EX-5.1 2 dris8exhibit51.htm OPINION OF COUNSEL DRI S8 EXHIBIT 5.1
Exhibit 5.1
[Letterhead of Darden Restaurants, Inc.]


January 4, 2012

Board of Directors
Darden Restaurants, Inc.
1000 Darden Center Drive
Orlando, Florida 32837

Re:    Registration Statement on Form S-8

Ladies and Gentlemen:

I am Senior Associate General Counsel and Assistant Secretary of Darden Restaurants, Inc., a Florida corporation (the “Company”), and I have acted as counsel to the Company in connection with the Company's registration statement on Form S-8 (the “Registration Statement”) relating to the registration by the Company of 1,500,000 shares of Common Stock, without par value (the “Common Shares”), of the Company and associated rights to purchase Shares of Series A Participating Cumulative Preferred Stock (“Rights”), to be issued from time to time under the Darden Restaurants, Inc. Employee Stock Purchase Plan, as amended (the “Plan”).
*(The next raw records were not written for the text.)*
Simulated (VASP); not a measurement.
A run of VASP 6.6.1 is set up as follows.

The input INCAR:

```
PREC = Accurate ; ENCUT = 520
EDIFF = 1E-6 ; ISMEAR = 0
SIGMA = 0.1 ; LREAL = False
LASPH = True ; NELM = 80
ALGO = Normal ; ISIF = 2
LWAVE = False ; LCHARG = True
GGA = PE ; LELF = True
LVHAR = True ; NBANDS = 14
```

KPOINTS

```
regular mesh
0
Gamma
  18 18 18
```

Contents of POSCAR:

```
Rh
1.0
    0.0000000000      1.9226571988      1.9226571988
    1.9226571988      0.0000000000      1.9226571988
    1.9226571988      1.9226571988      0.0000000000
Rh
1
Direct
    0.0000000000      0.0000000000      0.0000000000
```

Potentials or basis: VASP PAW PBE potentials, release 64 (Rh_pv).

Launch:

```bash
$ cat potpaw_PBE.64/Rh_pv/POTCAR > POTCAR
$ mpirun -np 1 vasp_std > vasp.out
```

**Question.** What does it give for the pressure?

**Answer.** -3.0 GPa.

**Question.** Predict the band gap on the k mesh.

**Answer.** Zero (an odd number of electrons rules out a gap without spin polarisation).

I have examined such documents and reviewed such questions of law as I have considered necessary and appropriate for the purposes of my opinions set forth below, including but not limited to the Rights Agreement dated as of May 16, 2005 between the Company and Wachovia Bank, National Association (Wachovia), as Rights Agent, and the Amendment to the Rights Agreement dated as of June 2, 2006, by and between the Company, Wachovia and Wells Fargo Bank, National Association, as successor Rights Agent, relating to the Rights (as amended, the “Rights Agreement”). In rendering my opinions, I have assumed the authenticity of all documents submitted to me as originals, the genuineness of all signatures and the conformity to authentic originals of all documents submitted to me as copies. I have also assumed the legal capacity for all purposes relevant hereto of all natural persons and, with respect to all parties to agreements or instruments relevant hereto other than the Company, that such parties had the requisite power and authority (corporate or otherwise) to execute, deliver and perform such agreements or instruments, that such agreements or instruments have been duly authorized by all requisite action (corporate or otherwise), executed and delivered by such parties and that such agreements or instruments are the valid, binding and enforceable obligations of such parties. As to questions of fact material to my opinions, I have relied upon certificates of officers of the Company and of public officials.

In rendering my opinion regarding the Rights, I have assumed that the Board of Directors of the Company has acted and will act in accordance with its fiduciary duties with respect to the administration of the Rights Agreement and the issuance of the Rights thereunder. In connection with the foregoing, my opinion does not address the determination a court of competent jurisdiction may make regarding whether the Board of Directors of the Company would be required to redeem or terminate, or take other action with respect to, the Rights at some future time. Further, my opinion addresses the Rights Agreement and the Rights in their entirety and not any particular provision of them, and it is not settled whether the invalidity of any particular provision would invalidate the Rights in their entirety.

Based on the foregoing, I am of the opinion that the Common Shares and related Rights have been duly authorized, and upon issuance, delivery and payment in accordance with the terms of the Plan, will be validly issued, fully paid and non-assessable.

My opinion expressed above is limited to the laws of the State of Florida.

I hereby consent to the filing of this opinion as an exhibit to the Registration Statement, and to the use of my name under the caption “Interests of Named Experts and Counsel”. In giving such consent, I do not thereby admit that I am in the category of persons whose consent is required under Section 7 of the Securities Act.